After Japans surrender, General MacArthur (Jones) arrives in Tokyo to take charge, entrusting General Bonner Fellers (Fox) with gathering evidence over Hirohitos possible war crimes. But Fellers own past may compromise his mission.
You can’t fault the effort director Peter Webber has put into creating a Tokyo carpet-bombed into submission at the end of World War II — here is a stunning ground zero of ruin and desperation, where you can still catch the stench of bodies rotting beneath the rubble. Civilisation has been peeled to the bone, a pointed echo of the still greater horrors of Hiroshima and Nagasaki. It makes for a powerful atmosphere, both vindictive and tragic, where life has no value. What, for instance, might a murder mystery mean in such a twilight realm? Instead, Webber’s film chews with noble but unimaginative thoroughness over a large helping of political drama with a side salad of romance.

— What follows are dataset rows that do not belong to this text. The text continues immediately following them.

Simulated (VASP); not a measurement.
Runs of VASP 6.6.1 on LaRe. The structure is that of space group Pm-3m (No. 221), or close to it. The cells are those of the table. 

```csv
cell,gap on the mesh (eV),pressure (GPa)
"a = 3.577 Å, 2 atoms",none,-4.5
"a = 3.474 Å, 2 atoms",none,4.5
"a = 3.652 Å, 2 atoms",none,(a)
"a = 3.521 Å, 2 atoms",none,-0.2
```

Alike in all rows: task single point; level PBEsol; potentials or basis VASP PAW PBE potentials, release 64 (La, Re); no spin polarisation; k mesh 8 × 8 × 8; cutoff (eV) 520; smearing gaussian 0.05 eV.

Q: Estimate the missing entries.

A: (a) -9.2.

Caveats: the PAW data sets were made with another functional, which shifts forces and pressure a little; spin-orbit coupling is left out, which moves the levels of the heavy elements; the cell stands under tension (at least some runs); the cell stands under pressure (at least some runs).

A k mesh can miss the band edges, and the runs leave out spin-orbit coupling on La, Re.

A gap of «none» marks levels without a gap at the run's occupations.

Alongside his strangled attempts to pinpoint evidence that Hirohito was complicit in the Japanese war machine, Fellers (Matthew Fox) sets out on a private (and symbolic) quest to locate a lost love (Eriko Hatsune, frail as a flower) established in rose-tinted flashbacks, a brand of dreamy, interracial enchantment deployed to more moving effect in Snow Falling On Cedars and Come See The Paradise. Fox strains to give Fellers some punch, but the script burdens him in obvious ways. He’s a brooding flux of conqueror guilt, aching heart and join-the-dots voice-over man. He picks drunken fights, hoping to be beaten up. He gees-up his team with passionate speeches championing the truth. He’s Jack from Lost all over.
Meanwhile, the elusive Emperor remains concealed in his palace, still a living god to his battered citizens. To arrest him could inflame riots on the shattered streets, but back home America wants a finger pointed for Pearl Harbour, and hereby hangs what drama there is. The disentanglement of justice from revenge is not the most thrilling of themes, an ethical knot not helped by Fellers’ attempts to wheedle out evidence being met with meaningless gnomic knockbacks mostly amounting to “you do not understand what it is to be Japanese”. Oh, those inscrutable foreigners.
The film only rises to the occasion when we cut to headquarters, where Tommy Lee Jones, regaling us with another firecracker of a supporting turn, holds court as military legend General Douglas MacArthur with a pipe the size of his ego. The gag being he is styling himself an emperor. Catching a hint of MacArthur’s Texan drawl, he suggests a craftily stage-managed pomposity disguising diplomatic guile and, perhaps, compassion. He would make a much better movie.
Good intentions, vivid setting and TLJ on top form do not make up for a lack of anything truly compelling.